Four Tet – Pink
Kieran Hebden covers all bases. If nothing else, you have to give him that. Each album he’s produced under the name Four Tet has incorporated lashings of pretty much every genre you can imagine, from the obvious and official label of electronic to jazz, dub and folk. In this respect, ‘Pink’ is no different, and offers an impressive range of styles across its eight tracks. Sadly, though, the album never quite seems to take off; as a listener I found myself consistently hoping for something more.
While ‘Locked’ and ‘Lion’ are pleasantly ambient, they both felt somewhat lacking. While I’m your average folk appreciator in the majority of my music tastes, my forays in to other electro bands such as the brilliant Fuck Buttons left me wanting something better defined – it’s as if, for Four Tet, the concepts are there without the tracks being able to develop to their full capacity.

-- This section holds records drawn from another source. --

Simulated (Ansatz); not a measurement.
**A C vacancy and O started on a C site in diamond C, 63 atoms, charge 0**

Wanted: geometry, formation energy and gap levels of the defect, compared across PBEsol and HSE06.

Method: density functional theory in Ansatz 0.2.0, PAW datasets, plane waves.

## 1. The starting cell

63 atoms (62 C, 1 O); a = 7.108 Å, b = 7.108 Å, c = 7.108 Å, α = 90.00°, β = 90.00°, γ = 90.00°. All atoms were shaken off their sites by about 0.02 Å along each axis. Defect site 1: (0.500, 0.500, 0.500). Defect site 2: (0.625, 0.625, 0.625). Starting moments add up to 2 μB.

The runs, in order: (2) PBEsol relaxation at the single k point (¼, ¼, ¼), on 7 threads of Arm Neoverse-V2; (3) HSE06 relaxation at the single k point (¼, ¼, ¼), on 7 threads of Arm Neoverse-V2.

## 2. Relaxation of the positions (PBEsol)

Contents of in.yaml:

Saying that, the album’s slow start is appeased by the far more engaging ‘Jupiters’, ‘Ocoras’ and ‘128 Harps’. ‘Ocoras’, especially, builds and grows throughout, layering synth and drums up to a relatively satisfying finish. And yet, still, it felt as if something was missing. While Four Tet is a far more tasteful outfit than your standard club DJ, at times I felt myself twiddling my fingers in expectation of some kind of drop. Although this anticipation has probably been induced by one too many York club nights, and a lack of decent electro culturing in my small Welsh hometown, it did cause the album as a whole to feel somewhat frustrating. Perhaps this anticipation is the magic of the album for many, but with tracks of up to almost eleven and a half minutes, it’s not wrong to expect more than just solid layering and a mish-mash of diverse genres.
To give Hebden his credit, each track does share a dream-like quality supported by periods of quiet and selections of sweet techno-echoes, but as a whole, the album doesn’t slot together coherently. It’s neither calm enough to be a chill out record or lively enough to be blasted out of stereos, and though individual tracks have their merit (such as the distorted vocals in ‘Pyramid’, and the killer bass opening ‘Pinnacles’), the album as a whole falls just short of being anything more than decent.